First and most importantly, if you are thinking about volunteering to translate something you feel passionate about, enjoy yourself, don't forget why you are doing this. Translation is as much an art as it is a science, but there are some basic best practices that can help make translation easier and more rewarding.
Understand what is to be translated
- If you do not understand the subject or a sentence, you cannot translate it well by yourself. It is best then to leave it to others, translate only trivial (non technical or domain specific) material, or work with someone that is an expert in the topic.
- Understand the culture of the audience that you are trying to reach and think about the culture in the context of the original text.
- Understand the style the audience is used to. Avoid word-by word or "literal" translations, which always read awkwardly.

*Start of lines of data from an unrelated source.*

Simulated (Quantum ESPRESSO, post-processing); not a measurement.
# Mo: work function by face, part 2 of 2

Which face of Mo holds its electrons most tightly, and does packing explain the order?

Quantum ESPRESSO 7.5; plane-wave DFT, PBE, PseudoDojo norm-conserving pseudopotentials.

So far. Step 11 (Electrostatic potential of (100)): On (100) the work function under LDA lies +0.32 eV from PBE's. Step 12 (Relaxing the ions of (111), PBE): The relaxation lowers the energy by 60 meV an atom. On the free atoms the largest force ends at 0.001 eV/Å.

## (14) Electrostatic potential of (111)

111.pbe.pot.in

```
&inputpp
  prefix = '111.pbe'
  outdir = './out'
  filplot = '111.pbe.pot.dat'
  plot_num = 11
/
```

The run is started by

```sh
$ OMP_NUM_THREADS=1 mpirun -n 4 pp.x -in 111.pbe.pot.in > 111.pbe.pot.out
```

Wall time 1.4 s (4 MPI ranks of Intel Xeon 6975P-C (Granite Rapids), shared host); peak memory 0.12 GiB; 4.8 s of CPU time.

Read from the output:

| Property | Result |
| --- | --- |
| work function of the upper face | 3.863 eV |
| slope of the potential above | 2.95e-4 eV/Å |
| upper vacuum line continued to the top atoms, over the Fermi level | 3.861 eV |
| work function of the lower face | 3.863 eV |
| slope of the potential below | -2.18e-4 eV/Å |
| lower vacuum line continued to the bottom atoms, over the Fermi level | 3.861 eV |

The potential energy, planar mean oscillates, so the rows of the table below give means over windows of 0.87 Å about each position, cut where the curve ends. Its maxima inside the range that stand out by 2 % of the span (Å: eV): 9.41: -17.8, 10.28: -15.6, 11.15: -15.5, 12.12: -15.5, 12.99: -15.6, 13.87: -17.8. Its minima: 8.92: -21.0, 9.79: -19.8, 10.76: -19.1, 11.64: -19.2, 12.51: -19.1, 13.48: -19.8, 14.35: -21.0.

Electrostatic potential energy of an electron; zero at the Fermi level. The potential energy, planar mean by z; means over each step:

- Do you know the subject matter and understand its lingo? Ask if there is a glossary of terminology that is usually used by translators for this subject. If you do have a glossary, create your own to be consistent among your translations.
- Understand and maintain the formal/informal style of the source text.
- You must stay true to the original text, without reinterpreting it with your own ideas.
- Make sure that you understand the technical limitations and requirements of the translation that you want to do.
- It is always best to translate into your native language and extremely difficult to translate into a language that is not.
- Try to understand how long it may take you to translate this project, and think if you want to commit to it. Calculate how much time it will take. A page of text might take from 1 to 3 hours for a beginner or volunteer (1 or less for an experienced translator).
- Get the tools and resources that can make your translation more efficient and accurate: glossary, translation memory (TM), spell-checker, dictionaries, thesaurus, encyclopedias.
- Read the instructions very carefully (if provided). If there are no instructions, feel confident to ask the author of the source text questions.
While you do it...
- After you write a few sentences, or a paragraph, read it to make sure it makes sense.
- Don't over do it, there is no such thing as a perfect translation, but you do of course want to create a good translation
- Use a spell-checker, track changes (this is a feature of some Word Processors and online tools) or any other tool that you have access to.
And don't forget to:
- Ask permission to translate an original text if it is not published under a license which explicitly allows for derivative works.
- Don't be afraid to ask for attribution/credit for your work.
- Look at the license.
- Think of the author(s) and how you should treat the text and use it in a polite way.